I post this with some hesitation as I am not a regular poster on this board (although I am something of a regular poster to the “Dealing with Debt” [DwD] one) and what I am going to write may be considered a bit 'off topic' here but it does relate to the landlord/tenant relationship, which I assume is of at least some interest to the regulars here, so I'll take my chances and won't be in the slightest bit offended if this post is pulled, or if I am 'flamed' in any way – I'm used to it on DwD anyway!

By way of a bit of background I am 44 years old and have lived in rented accommodation since I was 25, so that's nearly two decades of being a tenant or a 'lodger'. I've lived in shared houses, flats, flatshares, bedsits, family homes and currently reside in a loft conversion in a house that is the principal private residence of the couple who own it (they also own other properties) so I like to think I have been around the block a few times when it comes to being a tenant. In total I have lived in eight 'digs' in those nineteen years, and my observations are as follows. All totally subjective of course.

Despite the use of the word “sharks” that came up especially in a recent thread I have found that most landlords are perfectly decent people who provide a valuable service. Some of them have been pains in the posterior at times but in my experience if you pay the rent on time and don't trash the place or play death metal music into the wee small hours of the morning they view you as a valued 'customer' and they leave you alone. If I am viewed by a landlord as a 'cash cow' then I have no problem with that. He or she is providing a service and I have chosen to pay for that service. I believe it is called business.
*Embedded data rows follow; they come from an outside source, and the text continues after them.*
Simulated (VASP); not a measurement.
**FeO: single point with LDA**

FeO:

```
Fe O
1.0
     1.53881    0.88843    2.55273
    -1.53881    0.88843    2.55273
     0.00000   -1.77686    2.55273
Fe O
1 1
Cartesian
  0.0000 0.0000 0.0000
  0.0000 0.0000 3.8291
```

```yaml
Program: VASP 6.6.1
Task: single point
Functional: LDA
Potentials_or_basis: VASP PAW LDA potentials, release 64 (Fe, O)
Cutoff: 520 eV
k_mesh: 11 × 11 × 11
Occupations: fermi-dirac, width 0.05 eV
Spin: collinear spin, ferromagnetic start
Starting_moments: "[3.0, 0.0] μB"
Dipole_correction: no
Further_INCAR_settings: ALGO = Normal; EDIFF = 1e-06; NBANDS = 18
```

My main gripe with landlords (or ladies) comes when it is time to move on. All landlords require a deposit when the tenancy is taken up, and quite rightly so, but they are in many cases in my experience not so keen on paying it back when the room is vacated. I am, I'd like to think, a good tenant but there all too often seems to be some excuse why it shouldn't be refunded. My favourite one was “the walls are damp”. Yes, I know they are, I told you that there was a ventilation problem, and that's why I'm getting out of here as I don't want to get tuberculosis!

When I was I child my father had a charming expression that he would use whenever he would have to excuse himself to go to the toilet: “Better an empty house than a bad tenant” he'd say, and I would agree with that totally. However, being a 'good tenant' does have its advantages. If you pay the rent on time, don't cause any trouble, keep the room spic and span, then in most cases most landlords will let you be and not screw you with extortionate rent increases. But I suppose you lot know that anyway of course. :-)

I have lived in rooms owned by landlords that I have respected immensely and have counted as friends – my previous one and I used to lend each other CDs on a regular basis and I am still grateful to him for introducing me to the joys of Ultravox's “Ha! Ha! Ha!” - and others that I have 'tolerated', just as they have tolerated me. Again, business is business.

I am something of a Bob Dylan fan, and typing this post has reminded me of a song of his (albeit a not very good one – God, he's recorded some shite in his time!) called “Dear Landlord”. It includes the lines:

“And if you don't underestimate me,
I won't underestimate you”

That's how I come have to view my own relationships with my landlords, and it seems to work (mostly). I have lived in my current loft conversion for just over two years, and looking regularly at the adverts – or at least the ones that I can read and understand – in the local letting agent's widows I would say that I am paying a bit under the market average for it. There are many more adverts in the local newsagent's windows that I assume are offering other accommodation, perhaps even cheaper, but since I don't speak a word of Polish I really can't be sure.

I have absolutely no desire to own property, not on an owner-occupier basis, and given some of the scumbags that I have shared houses with, most definitely not on a BTL basis. Given the choice I'd love to rent a nice studio flat closer to central London – in Paddington or Bayswater say – but that's out of my league so I'll just have to live with a converted loft in somebody else's house in one of the less pleasant parts of Middlesex, Zone 4.

Life could be a lot better but it could be a lot worse as well, and if my landlord is making money out of me, which of course he is or he wouldn't be doing it, then fair play to him. He knows he could do a lot worse than have a middle aged, scruffy haired, regularly paid decent and polite office worker who pays the rent on time, every time, living in his loft, so he doesn't give me any trouble. Perhaps that's why I'm paying slightly less than the local average for my accommodation.

In conclusion, I am sure that there are landlords who are “sharks”, and I am sure that there are tenants who are “tenants from hell”. I have met both. Nevertheless, even after 19 years as a tenant I still believe that the landlord/tenant relationship can be a mutually beneficial one if both parties are decent and honest people.